The control unit houses all circuit components that are not directly involved in audio signal processing. In particular, the mains voltage is supplied only to this part of the preamplifier.

The 230V/AC power enters the enclosure via a mains filter with integrated fuses. This voltage is routed to the first circuit board via the power switch. On this board, there is first an additional capacitive filter, followed by a 230V/AC DC filter. Behind these filters are two external toroidal transformers for generating the audio voltages, as well as a toroidal transformer on the board for generating the digital supply voltages. All transformers are additionally protected by individual fuses. The digital voltages are rectified directly on this board. Two unregulated DC voltages are available: μC board supply and relay voltages.

This board also includes a circuit for determining the current phase angle. For the first time, I gave serious thought to the functional safety of such a circuit and redesigned it accordingly. I now use a glow lamp that can be switched between a phase and ground via a relay controlled by the microcontroller. Should a defect occur here, the likelihood of danger to the user is extremely low.

Of course, the user’s safety is primarily ensured by grounding the enclosure.

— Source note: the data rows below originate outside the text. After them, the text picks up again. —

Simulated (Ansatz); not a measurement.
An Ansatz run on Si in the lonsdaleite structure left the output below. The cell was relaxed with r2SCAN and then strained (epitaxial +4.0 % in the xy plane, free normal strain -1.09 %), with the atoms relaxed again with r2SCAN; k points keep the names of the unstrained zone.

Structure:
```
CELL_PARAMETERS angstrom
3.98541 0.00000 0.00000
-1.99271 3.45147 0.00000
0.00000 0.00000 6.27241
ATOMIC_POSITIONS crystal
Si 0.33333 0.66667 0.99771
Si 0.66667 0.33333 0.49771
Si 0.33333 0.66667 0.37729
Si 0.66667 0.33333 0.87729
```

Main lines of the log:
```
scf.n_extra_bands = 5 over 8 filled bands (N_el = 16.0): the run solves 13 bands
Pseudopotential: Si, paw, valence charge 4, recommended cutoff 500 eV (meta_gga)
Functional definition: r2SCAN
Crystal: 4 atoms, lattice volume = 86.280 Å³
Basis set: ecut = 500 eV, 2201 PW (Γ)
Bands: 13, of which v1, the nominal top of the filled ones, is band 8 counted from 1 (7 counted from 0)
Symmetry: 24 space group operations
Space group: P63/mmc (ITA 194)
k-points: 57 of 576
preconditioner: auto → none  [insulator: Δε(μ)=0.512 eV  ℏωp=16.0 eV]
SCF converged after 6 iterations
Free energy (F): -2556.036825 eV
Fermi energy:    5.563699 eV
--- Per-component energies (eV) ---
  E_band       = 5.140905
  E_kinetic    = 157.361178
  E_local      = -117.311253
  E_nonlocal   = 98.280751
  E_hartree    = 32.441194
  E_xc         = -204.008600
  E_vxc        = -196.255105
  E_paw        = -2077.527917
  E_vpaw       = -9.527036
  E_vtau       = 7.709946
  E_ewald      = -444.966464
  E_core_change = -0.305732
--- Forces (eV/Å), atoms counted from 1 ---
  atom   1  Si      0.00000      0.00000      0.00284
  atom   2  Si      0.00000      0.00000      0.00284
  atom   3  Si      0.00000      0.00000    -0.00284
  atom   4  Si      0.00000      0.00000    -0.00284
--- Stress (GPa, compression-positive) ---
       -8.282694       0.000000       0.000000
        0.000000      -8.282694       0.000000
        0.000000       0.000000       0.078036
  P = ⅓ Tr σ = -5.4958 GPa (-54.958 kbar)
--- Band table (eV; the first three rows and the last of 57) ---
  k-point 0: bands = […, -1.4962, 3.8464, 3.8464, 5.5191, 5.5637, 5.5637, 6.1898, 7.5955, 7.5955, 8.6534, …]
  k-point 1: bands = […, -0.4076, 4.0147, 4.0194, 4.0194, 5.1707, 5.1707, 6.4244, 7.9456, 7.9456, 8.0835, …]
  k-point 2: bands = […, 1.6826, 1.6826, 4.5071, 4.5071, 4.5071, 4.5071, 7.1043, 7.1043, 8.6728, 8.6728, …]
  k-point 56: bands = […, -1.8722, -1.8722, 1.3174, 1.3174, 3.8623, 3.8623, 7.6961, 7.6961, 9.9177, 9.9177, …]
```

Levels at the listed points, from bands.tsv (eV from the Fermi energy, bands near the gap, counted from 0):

The neon lamp is monitored by a photoresistor, whose signal is connected to the microcontroller board via a comparator. When checking the phase angle, the controller closes the relay and evaluates the comparator’s output signal. The relay is then deactivated again.

System Power Supply

Two additional circuit boards in this unit are responsible for supplying the unregulated DC voltages to the audio circuitry. Here, I rely on proven technology. Snubber networks are located immediately behind the secondary windings of the toroidal transformers. These are followed by rectifiers with discrete ultra-fast soft-recovery diodes. Next comes CLC filtering with 22mF capacitors. Behind these filters are capacitance multipliers with additional low-pass filters leading to the output. From here, the DC voltages are fed into the audio unit via a cable.

Analog Power Supply

Another circuit board, housing the control microcontroller system along with the LCD display, is mounted behind the front panel. Here, I’m once again using my well-proven Atmel AT89C51ED2 x51 controller. Communication with the audio unit takes place exclusively via the I²C and SPI serial protocols and remains in standby mode as long as no switching occurs. The preamplifier is operated via two rotary encoders or an RC5 remote control, as well as the display with two rows and 20 columns.

Microcontroller Board

The LC display has two rows and 20 columns, with a character height of 12.7 mm. As mentioned above, it is screwed directly onto the back of the microcontroller board.

LC display on the back of the microcontroller board

The following photo shows the complete control unit with the cover removed. All of the circuit boards and components described above are clearly visible.

View of the open control unit from the back

Audio Unit

January 22, 2018

The Audio Unit is almost entirely filled by two bus boards. These boards feature discrete voltage regulators for powering the analog circuits, as well as six slots for audio boards. For each of these six slots, two inputs and one output are routed directly to the board. This eliminates the need for any wiring to the audio boards.

Each bus board also features a digital circuitry section for controlling the relays and digital potentiometers. The transition from the microcontroller system to the analog circuitry is achieved through electrical isolation using components from Analog Devices’ ADuM series.

Bus Board

There are two types of audio boards. Both have identical circuit topologies. The balanced input is connected directly to the first amplifier stage, while the unbalanced input is first balanced using a DRV134/135. The balanced signals are then fed to the amplifier, which consists of an OPA1632. The gain is set to 6dB. After this amplifier, the balanced signal is adjusted to its final volume using a digital potentiometer, which utilizes the MUSES72320. The final stage consists of a balanced output driver.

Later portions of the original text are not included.